Seeing as God sees: Bishop speaks to Hmong Catholics on importance of prayer

| Joe Towalski | July 20, 2017 | 0 Comments

Bishop Andrew Cozzens speaks to attendees of the Hmong American National Catholic Association convention in Collegeville July 15. Dianne Towalski/For The Catholic Spirit

About a month after he was ordained as an auxiliary bishop for the Archdiocese of St. Paul and Minneapolis, Bishop Andrew Cozzens had the opportunity to greet Pope Francis following a public audience in Rome. He wanted to thank the pope for naming him a bishop.

As Bishop Cozzens approached the Holy Father on that day in early 2014, the pope looked at the then 45-year-old bishop and quipped, “Oh my, you’re young. You’re going to have to work a lot.

“You have to pray a lot, too,” the Holy Father added. Then the pope tapped his finger on Bishop Cozzens’ chest three times, repeating the same phrase each time: “Pray a lot. … Pray a lot. … Pray a lot.”

It was Pope Francis’ way of emphasizing the importance of prayer in the life of a bishop, but it’s an important message for all Christians to take to heart, Bishop Cozzens said during his keynote address July 15 at the Hmong American National Catholic Association convention.

Approximately 160 people representing eight dioceses — including 60 people from the Archdiocese of St. Paul and Minneapolis — attended the gathering July 14 to 16 at St. John’s University in Collegeville. The convention featured Masses with Archbishop Bernard Hebda and Bishop Cozzens, additional prayer opportunities, and workshops for youths and adults.

Bishop Cozzens, who served as a chaplain for the Hmong Catholic community in the archdiocese from 2006 to 2010 when he taught at St. Paul Seminary, spoke about “growing in faith through prayer.”

“In prayer, we learn to see the way God sees,” he said.

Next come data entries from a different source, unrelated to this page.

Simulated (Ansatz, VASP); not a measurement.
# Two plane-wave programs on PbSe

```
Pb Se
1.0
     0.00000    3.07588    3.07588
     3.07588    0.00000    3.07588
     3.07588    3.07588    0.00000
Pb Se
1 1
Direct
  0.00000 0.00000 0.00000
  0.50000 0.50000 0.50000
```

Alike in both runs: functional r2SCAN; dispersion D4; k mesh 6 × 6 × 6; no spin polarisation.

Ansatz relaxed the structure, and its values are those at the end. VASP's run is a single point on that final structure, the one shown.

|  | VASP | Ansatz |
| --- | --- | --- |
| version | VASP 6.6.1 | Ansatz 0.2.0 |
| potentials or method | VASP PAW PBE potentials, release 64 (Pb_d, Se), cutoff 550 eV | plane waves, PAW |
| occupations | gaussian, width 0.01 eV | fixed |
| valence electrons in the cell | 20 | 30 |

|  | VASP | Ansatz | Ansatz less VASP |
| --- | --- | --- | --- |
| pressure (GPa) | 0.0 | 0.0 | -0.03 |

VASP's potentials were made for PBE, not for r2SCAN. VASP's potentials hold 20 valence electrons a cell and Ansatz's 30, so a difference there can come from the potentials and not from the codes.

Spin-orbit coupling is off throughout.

In order to see in this way, however, prayer must be rooted in a personal relationship with the living Jesus who speaks to our heart, Bishop Cozzens said.
When we hear Jesus, it has the power to change us and the way we see the world.

He quoted a letter that St. Teresa of Kolkata wrote to members of her Missionaries of Charity order: “Until you can hear Jesus in the silence of your own heart,” she wrote, “you will not be able to hear him say ‘I thirst’ in the hearts of the poor. You’ll never see Jesus in the other person until you see how he looks at you in love.”

“When I experience Jesus in the way Mother Teresa is talking about, and I experience that Jesus is a real person who I can know, [then] I am dethroned from the center of my life … and can put Jesus in the center,” Bishop Cozzens said.

“When you put Jesus in the center of your life, something beautiful happens: you discover your unique gift in life … and how God wants you to give yourself away,” he said.

Death is not the greatest tragedy in life, he told conference-goers. Rather, “it’s to get to heaven and meet God and have God say, ‘Look at all the beautiful things I wanted to do through your life if you only had put me at the center and not yourself.’ … The greatest tragedy in life would be not to fulfill the mission God has given you.”

This is why it’s important to have a relationship with Jesus, he said. “As I grow in prayer, I can begin to fulfill his mission.”

A group of women gather outside during the Hmong American National Catholic Association convention July 14-16 in Collegeville. Dianne Towalski/For The Catholic Spirit

Making connections

The convention’s theme was “Your Love Awakens Me, I am Alive,” inspired from Ezekiel 37:1-14.

In a letter to convention attendees, HANCA President Khamsy Yang wrote that, in the spirit of the New Evangelization and Pope Francis’ call to live as missionary disciples, “one of the most important goals of this convention is to create opportunities to empower our youth, young adults and adults to strengthen the bonds and outreach to the peripheries of our Hmong Catholic communities.”

Lidy Vu, 17, who worships at the St. Vincent de Paul campus of the Cathedral of St. Paul in St. Paul, was one of approximately 80 youth and young adults who attended the convention.

“We’re all trying to get back into our faith,” she said. “I feel a lot of times during the school year we kind of drift away, so coming to a retreat in the summer and seeing all the people from different dioceses and churches from all over the country, it’s nice to regroup with them and get their perspective on faith.”

Vu said she enjoys gathering with other Hmong American Catholics and to hear the Hmong language used during Mass.

“I really appreciate that because as we get older, the [younger] generation slowly loses a little bit of the culture and we slowly get more into the American culture,” she said. “I think it’s super important that we, as Hmong Catholics, hold on to our culture and we keep that really close with our faith as well. I like that we incorporate both of those together — that it is OK to be Hmong and Catholic at the same time.”

Scalabrinian Sister Myrna Tordillo, assistant director of Asian and Pacific Island Affairs in the Secretariat for Cultural Diversity in the Church of the U.S. Conference of Catholic Bishops, attended the convention to support the work of the Hmong American National Catholic Association and the people it serves.

“I wanted to be able to say [to them] that the bishops are really encouraging you to continue living your faith life and not losing your identity as Hmong, but to continue to enrich the church here in the United States.”